The Velveteen Years

Today, I found a  beautiful old copy of the Velveteen Rabbit on the 25 cent rack at our local library. I bought it, of course, because I love all books, but also because I was having a velveteen rabbit kind of week. As I sat this afternoon and read the beautiful old copy over a cup of coffee, I was reminded of this blog post that I wrote four years ago.

Four years later, I feel more patchy and less the kind of beautiful I pictured I would be in my mid-thirties. Yet, the dailyness of walking with God and seeing both His beauty and my sin, has made me more real. More than that, the gospel has been made for real to me.  I cling to it more, depend on it more, find my confidence increasingly therein.

“What is real,” asked the Rabbit one day, when they were lying side by side near the nursery fender, before Nana came to tidy the room. “Does it mean having things that buzz inside you and a stick-out handle?”

“Real isn’t how you are made,” said the Skin Horse. “It’s a thing that happens to you. When a child loves you for a long, long time, not just to play with, but REALLY loves you, then you become Real.”

“Does it hurt?” asked the Rabbit.

“Sometimes,” said the Skin Horse, for he was always truthful. “When you are Real, you don’t mind being hurt.”

“Does it happen all at once, like being wound up,” he asked, “or bit by bit?”

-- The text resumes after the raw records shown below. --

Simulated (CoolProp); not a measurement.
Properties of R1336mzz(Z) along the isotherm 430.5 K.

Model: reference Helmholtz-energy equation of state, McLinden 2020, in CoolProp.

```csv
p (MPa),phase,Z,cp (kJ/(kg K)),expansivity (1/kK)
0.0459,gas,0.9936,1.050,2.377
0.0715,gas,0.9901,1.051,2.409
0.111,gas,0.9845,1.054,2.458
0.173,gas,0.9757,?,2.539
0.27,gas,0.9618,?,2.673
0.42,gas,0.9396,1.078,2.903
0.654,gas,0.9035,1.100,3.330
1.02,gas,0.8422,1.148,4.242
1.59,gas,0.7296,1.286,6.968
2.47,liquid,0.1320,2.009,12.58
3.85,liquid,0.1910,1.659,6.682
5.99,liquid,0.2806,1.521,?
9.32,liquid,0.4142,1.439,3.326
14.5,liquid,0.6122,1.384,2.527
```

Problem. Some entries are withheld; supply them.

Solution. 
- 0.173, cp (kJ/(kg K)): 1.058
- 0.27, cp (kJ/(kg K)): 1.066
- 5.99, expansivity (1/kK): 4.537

“It doesn’t happen all at once,” said the Skin Horse. “You become. It takes a long time. That’s why it doesn’t often happen to people who break easily, or have sharp edges, or who have to be carefully kept. Generally, by the time you are Real, most of your hair has been loved off, and your eyes drop and you get loose in the joints and very shabby. But these things don’t matter at all, because once you are Real you can’t be ugly, except to people who don’t understand.”

We have the great privilege of working with college students. While I wouldn’t trade our calling for the world, it can be challenging sometimes for me to interact with fresh-faithed, prime-of-their-life, beautiful, in-shape college girls. Challenging only because I find myself comparing my well-worn, patchy faith with their conquer-the-world faith. Seeing their energetic personalities and their well-toned bodies makes me take double-takes at my tired momma-self and my more squishy body.


Compared to these young ladies who are fresh-out-of-the-box I feel like a Velveteen rabbit. But then I remember that all the loose ligaments, all the patched up prayers, all the physical and spiritual dents and dings I carry around with me now are proof of being loved greatly. I remember that I am in the process of becoming Real.

Anne Lamott shares a similar sentiment in her book Plan B: Further Thoughts on Faith.

“Age has given me what I was looking for my entire life – it has given me me. It has provided time and experience and failures and triumphs and time-tested friends who have helped me step into the shape that was waiting for me. I fit into me now.”

My favorite word in the New Testament is the Greek word ginomai, which means to become. It is a process word, not a product word. Ginomia gives me hope; it reminds me that God is a God of a process and that we are all works in progress. Ginomai reminds me that I am deeply loved by my owner, that I have been bought at a great price and that somehow, against all odds, there is a God who sees me all unraveled and yet loves me still. He is making me Real, making me into the one He has created me to be in Him.

And, in the words of a wise Skin Horse, “Once you are real, you can never be ugly.”